For some years now, financial media have speculated about when China’s yuan will replace the U.S. dollar as the world’s premier international currency—what bankers and currency traders refer to as the “global reserve.”
As an export-oriented economy in which sales to the United States account for 3 percent of the country’s gross domestic product (GDP), Beijing knows that China’s prosperity is much more vulnerable to Sino–U.S. trade than American prosperity is. Private analysts estimate that this trade involves some 16 million Chinese workers. With this much at stake and economic troubles to worry about, China’s trade negotiators have no desire to antagonize their American counterparts with triumphant declarations on currency matters.
More fundamentally, Chinese authorities know—or should know—how very far the yuan is from achieving global reserve status. To be sure, the U.S. economy and the dollar no longer have the overwhelming dominance they once did. That is clearly a consideration that every nation on Earth has taken into account.

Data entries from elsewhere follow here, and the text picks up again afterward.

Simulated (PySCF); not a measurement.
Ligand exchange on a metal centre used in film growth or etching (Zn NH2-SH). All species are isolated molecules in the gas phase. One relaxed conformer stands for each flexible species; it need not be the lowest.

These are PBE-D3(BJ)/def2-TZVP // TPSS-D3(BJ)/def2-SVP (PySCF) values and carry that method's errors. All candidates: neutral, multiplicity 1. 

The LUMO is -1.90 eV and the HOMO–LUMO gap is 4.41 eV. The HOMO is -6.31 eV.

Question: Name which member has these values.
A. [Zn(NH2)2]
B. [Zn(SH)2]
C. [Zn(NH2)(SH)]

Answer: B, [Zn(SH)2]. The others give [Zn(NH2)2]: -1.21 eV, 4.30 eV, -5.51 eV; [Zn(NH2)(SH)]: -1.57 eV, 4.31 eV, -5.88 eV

Even so, no other currency—especially the yuan—has the necessary characteristics to take the role over from the dollar. What may make Beijing even less eager to tout the yuan as a dollar replacement is the realization that the yuan could only gain the necessary characteristics to supplant the dollar if the Chinese Communist Party (CCP) becomes willing to ease the tight financial and currency controls that it otherwise treasures and is not likely to surrender.
Yet for all this effort, and the expense that goes with it, the dollar still dominates. Some 80 percent of global trade is conducted in dollars, even when Americans are not involved. The dollar lies on one side or the other in some 90 percent of all currency transactions. In contrast, the yuan is present in a mere 4 percent of such transactions, and even the euro can claim only 30 percent. The conversion of Egyptian pounds into yuan, for instance, typically occurs via the dollar. These powerful relationships have taken years to develop, and it would take years for the yuan to unwind in its favor.
Liquidity presents a second challenge for the yuan. It is possible to trade dollars and dollar assets 24 hours a day, seven days a week. Dollar markets are so large and well developed that people can move huge sums easily and with minimal effect on prices of either currencies or financial assets. Dollar markets also offer a huge variety of financial instruments, making them attractive to traders and their financial backers who, in the course of their business, must hold balances in whatever currency serves as the “global reserve.” These crucial players treasure these characteristics and know that the yuan-based markets cannot match them.
As should be clear, the CCP in the best of circumstances would face years of effort and promotion even to begin to challenge the dollar’s global position. And it is not even clear that Beijing wants to make the needed sacrifices. To do so, for instance, would require regulators to abandon the tight control over the yuan’s foreign-exchange value and let it float freely on global currency markets.
To offer exporters, importers, and their financial supporters the liquidity and a variety of investment instruments they need, Beijing would have to give up its present insistence on controlling capital and investment flows into and out of the country. Theoretically, of course, Beijing could make such adjustments. Still, since they would fly in the face of the CCP’s obsession with control, the yuan fails even as a starter in competition with the dollar for global reserve status.